Southwark.
jim phillips
jim at p...
Fri Jan 21 22:37:02 GMT 2005
DLC wrote:-
>St Andrew, Plymouth, I believe, remained in the undamaged tower - the
>church being gutted.
They did indeed and had a remarkable escape. I rang there with Tom Myers
and his dad G Harry Myers when the church was just a roofless shell with
only the outside walls remaining. Tom told me that on the night of 21st
March 1941 there was the most ferocious attack on Plymouth which followed
one the previous night in which the church had been damaged. When the fire
brigade reached the church it was well ablaze and they realised they could
not save it. However, across the rear of the church, where it met the base
of the tower, there hung a heavy dossal curtain to keep the drafts out. The
fireman played their hoses on this curtain in a determined effort to save
the tower and when the curtain finally went due to the intense heat, the
fireman then played the hoses on to the wooden bell hole cover in the stone
vaulting at the base of the tower. Fortunately the medieval craftsman who
built the tower had constructed a stone vault at its base where it entered
the church, and also had made the tower louvres of stone and close together.

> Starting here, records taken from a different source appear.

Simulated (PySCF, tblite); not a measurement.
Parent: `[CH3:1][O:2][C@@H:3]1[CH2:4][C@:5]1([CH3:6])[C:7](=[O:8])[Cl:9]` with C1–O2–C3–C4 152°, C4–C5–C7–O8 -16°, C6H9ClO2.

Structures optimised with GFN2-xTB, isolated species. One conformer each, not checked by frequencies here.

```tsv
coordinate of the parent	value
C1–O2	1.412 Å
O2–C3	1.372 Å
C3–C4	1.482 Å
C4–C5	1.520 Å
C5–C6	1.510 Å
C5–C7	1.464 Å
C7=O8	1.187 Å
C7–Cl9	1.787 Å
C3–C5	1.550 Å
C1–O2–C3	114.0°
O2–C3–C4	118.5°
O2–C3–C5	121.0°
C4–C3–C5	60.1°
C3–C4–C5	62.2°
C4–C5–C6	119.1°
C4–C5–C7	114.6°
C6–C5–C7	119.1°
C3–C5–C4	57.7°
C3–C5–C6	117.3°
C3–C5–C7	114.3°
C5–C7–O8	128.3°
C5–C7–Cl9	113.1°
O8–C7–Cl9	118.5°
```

The morning after the raid Tom and his dad went up to the belfry and found
all the louvres blocked up with burnt wood and ashes. St Andrew's was the
mother church of Plymouth and meant a lot to the residents of that city.
>There is a photograph of the new 1911 tenor (then 50-0-21
I was told that after the war the bell was tuned from B to B-flat in order
to compete with St Paul's. Is this correct?